Department Colloquium
Doug Downey, Assistant Professor, Northwestern University
November 17, 2009 - 3:30 Reception - 4:00 Presentation
Title: Autonomous Web-scale Information Extraction
Abstract:
Search engines are extremely useful tools for answering simple questions. However, for more complex questions -- e.g., "which nanotechnology companies are hiring on the West Coast?" -- existing search engines are less effective, because the answers are not contained on just a single page. Answering these questions requires extracting and synthesizing information across multiple documents. Currently, this is a tedious and error-prone manual process.
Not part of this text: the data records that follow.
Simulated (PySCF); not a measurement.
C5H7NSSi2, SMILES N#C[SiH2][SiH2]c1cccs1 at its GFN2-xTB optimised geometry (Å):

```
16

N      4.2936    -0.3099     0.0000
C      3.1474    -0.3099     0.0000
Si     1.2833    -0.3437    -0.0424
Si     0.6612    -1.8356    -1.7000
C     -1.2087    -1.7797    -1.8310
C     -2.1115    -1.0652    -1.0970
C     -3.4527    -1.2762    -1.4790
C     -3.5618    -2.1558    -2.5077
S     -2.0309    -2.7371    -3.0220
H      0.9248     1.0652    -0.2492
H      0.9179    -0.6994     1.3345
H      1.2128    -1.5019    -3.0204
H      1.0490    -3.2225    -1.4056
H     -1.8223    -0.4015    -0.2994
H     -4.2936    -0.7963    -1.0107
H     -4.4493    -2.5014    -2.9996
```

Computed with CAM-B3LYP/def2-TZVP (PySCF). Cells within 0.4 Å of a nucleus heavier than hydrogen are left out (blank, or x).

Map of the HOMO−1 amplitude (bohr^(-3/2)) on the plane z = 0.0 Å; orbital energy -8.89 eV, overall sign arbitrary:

In this talk, I will describe my research aimed at automating the extraction of information from the Web. I will present a model of the redundancy inherent in the Web, and show that the model can be used to identify correct extractions autonomously, without the manually labeled examples typically assumed in previous information extraction research. Further, while the redundancy-based model alone is ineffective for the "long tail" of infrequently mentioned facts, I will illustrate how unsupervised language models can be leveraged to overcome this limitation.
Bio:
Doug Downey is an assistant professor in the EECS Department of Northwestern University, which he joined in the Fall of 2008. He obtained his PhD from the University of Washington, where he was advised by Oren Etzioni. His research interests are in the areas of natural language processing, machine learning, and artificial intelligence. At UW, he was part of the KnowItAll project, which was aimed at utilizing the Web to autonomously extract large knowledge bases. Doug's primary research results concern probabilistic models of the redundancy inherent in large corpora, along with associated techniques that allow systems like KnowItAll to extract data autonomously at high precision.